Data preservation and reproducibility at the LHCb experiment at CERN
Repository URI
Repository DOI
Change log
Authors
Abstract
This dissertation presents the first study of data preservation and research reproducibility in data science at the Large Hadron Collider at CERN. In particular, provenance capture of the experimental data and the reproducibility of physics analyses at the LHCb experiment were studied.
First, the preservation of the software and hardware dependencies of the LHCb experimental data and simulations was investigated. It was found that the links between the data processing information and the datasets themselves were obscure. In order to document these dependencies, a graph database was designed and implemented. The nodes in the graph represent the data with their processing information, software and computational environment, whilst the edges represent their dependence on the other nodes. The database provides a central place to preserve information that was previously scattered across the LHCb computing infrastructure. Using the developed database, a methodology to recreate the LHCb computational environment and to execute the data processing on the cloud was implemented with the use of virtual containers. It was found that the produced physics events were identical to the official LHCb data, meaning that the system can aid in data preservation. Furthermore, the developed method can be used for outreach purposes, providing a streamlined way for a person external to CERN to process and analyse the LHCb data.

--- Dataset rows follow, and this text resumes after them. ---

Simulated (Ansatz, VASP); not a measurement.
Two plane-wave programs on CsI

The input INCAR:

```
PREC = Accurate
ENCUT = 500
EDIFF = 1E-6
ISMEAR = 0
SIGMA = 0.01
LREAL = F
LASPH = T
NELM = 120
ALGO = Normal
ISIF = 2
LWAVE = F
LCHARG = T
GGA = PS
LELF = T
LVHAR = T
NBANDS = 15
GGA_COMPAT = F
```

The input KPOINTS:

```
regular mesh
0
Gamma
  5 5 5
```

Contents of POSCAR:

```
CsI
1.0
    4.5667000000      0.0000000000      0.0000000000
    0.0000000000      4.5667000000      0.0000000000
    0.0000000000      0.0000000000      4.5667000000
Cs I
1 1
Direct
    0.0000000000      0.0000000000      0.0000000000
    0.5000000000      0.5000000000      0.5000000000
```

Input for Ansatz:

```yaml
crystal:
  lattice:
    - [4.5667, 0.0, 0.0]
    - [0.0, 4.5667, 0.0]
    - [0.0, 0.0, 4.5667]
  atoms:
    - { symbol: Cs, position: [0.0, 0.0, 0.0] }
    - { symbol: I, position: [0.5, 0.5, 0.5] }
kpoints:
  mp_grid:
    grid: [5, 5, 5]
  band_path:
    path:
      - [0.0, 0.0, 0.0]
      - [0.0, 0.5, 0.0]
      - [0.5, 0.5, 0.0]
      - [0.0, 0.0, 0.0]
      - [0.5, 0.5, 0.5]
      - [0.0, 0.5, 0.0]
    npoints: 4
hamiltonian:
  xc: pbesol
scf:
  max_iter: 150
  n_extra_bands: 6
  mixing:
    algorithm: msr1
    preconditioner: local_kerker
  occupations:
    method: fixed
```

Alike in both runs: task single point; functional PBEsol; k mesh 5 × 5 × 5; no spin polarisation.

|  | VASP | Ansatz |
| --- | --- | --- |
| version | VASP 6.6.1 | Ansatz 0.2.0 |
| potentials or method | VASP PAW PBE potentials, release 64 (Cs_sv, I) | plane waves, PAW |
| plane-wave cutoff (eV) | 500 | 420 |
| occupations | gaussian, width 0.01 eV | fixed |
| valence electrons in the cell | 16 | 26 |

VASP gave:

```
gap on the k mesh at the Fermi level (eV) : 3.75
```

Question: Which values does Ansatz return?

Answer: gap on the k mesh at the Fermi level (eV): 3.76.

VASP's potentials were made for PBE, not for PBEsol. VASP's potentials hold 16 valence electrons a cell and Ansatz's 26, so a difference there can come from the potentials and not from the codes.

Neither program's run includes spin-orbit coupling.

Following this, the reproducibility of data analyses was studied. A data provenance tracking service was implemented within the LHCb software framework \textsc{Gaudi}. The service allows analysts to capture their data processing configurations that can be used to reproduce a dataset within the dataset itself. Furthermore, to assess the current status of the reproducibility of LHCb physics analyses, the major parts of an analysis were reproduced by following methods described in publicly and internally available documentation. This study allowed the identification of barriers to reproducibility and specific points where documentation is lacking. With this knowledge, one can specifically target areas that need improvement and encourage practices that would improve reproducibility in the future.
Finally, contributions were made to the CERN Analysis Preservation portal, which is a general knowledge preservation framework developed at CERN to be used across all the LHC experiments. In particular, the functionality to preserve source code from git repositories and Docker images in one central location was implemented.